Homomorphisms of Languages

mercredi 31 juillet 2013

Hey, I was thinking of this generalization of homomorphisms. You have a language [itex]L_1 = (A, B)[/itex] where [itex]A[/itex] is a set of symbols and [itex]B[/itex] is a set of sequences of symbols in [itex]A[/itex]. Given languages [itex]L_1 = (A, B)[/itex] and [itex]L_2 = (C, D)[/itex] a function [itex]f: A \rightarrow C[/itex] is defined to be a homomorphism of languages if, given any sequence [itex]a_1 a_2 ... a_n \in B[/itex], we have [itex]f(a_1) f(a_2) ... f(a_n) \in D[/itex].

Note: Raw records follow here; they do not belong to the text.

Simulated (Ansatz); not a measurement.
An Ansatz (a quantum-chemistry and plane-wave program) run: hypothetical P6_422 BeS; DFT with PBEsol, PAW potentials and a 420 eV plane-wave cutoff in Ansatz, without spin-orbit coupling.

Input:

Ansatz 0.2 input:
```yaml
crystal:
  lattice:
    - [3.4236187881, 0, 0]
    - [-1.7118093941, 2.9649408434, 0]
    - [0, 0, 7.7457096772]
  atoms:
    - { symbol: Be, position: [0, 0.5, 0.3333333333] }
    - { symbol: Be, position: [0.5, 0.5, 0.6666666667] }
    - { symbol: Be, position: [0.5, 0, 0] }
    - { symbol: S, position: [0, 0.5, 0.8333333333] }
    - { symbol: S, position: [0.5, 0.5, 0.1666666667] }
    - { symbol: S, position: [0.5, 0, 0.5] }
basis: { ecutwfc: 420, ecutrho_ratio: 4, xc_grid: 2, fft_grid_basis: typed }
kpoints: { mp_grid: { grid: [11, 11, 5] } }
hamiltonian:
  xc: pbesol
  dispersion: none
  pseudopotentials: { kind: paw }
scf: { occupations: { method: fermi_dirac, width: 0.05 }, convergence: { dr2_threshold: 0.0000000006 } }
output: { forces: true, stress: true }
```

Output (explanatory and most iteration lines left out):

This is seen as a generalization. For example, if [itex]A[/itex] is a set of group elements, and [itex]B[/itex] is a set of sentences of the form "[itex]a_1 a_2 a_3[/itex]" (the multiplication table, [itex]a_1 * a_2 = a_3[/itex]), then every homomorphism of languages from [itex]A[/itex] to the alphabet of another language set up like this corresponds to a group homomorphism.



Another example: if [itex]A[/itex] is a set of ring elements together with special elements * + =, and [itex]B[/itex] is a set of sentences of the form "[itex]a_1 * a_2 = a_3[/itex]" (the multiplication table), unioned with a set of sentences of the form "[itex]a_1 + a_2 = a_3[/itex]" (the addition table), then homomorphisms of languages that map * to * and + to + and = to = correspond to ring homomorphisms.



To look at it in general, [itex]A[/itex] is a set of objects, and [itex]B[/itex] is a set of true statements about elements of [itex]A[/itex]. A homomorphism of languages [itex]f : A \rightarrow C[/itex] induces a map from statements in [itex]B[/itex] to corresponding statements in [itex]D[/itex] that "maps truth to truth" (doesn't generate false statements, i.e. strings outside of [itex]D[/itex]).





What do you think? Have you heard of this?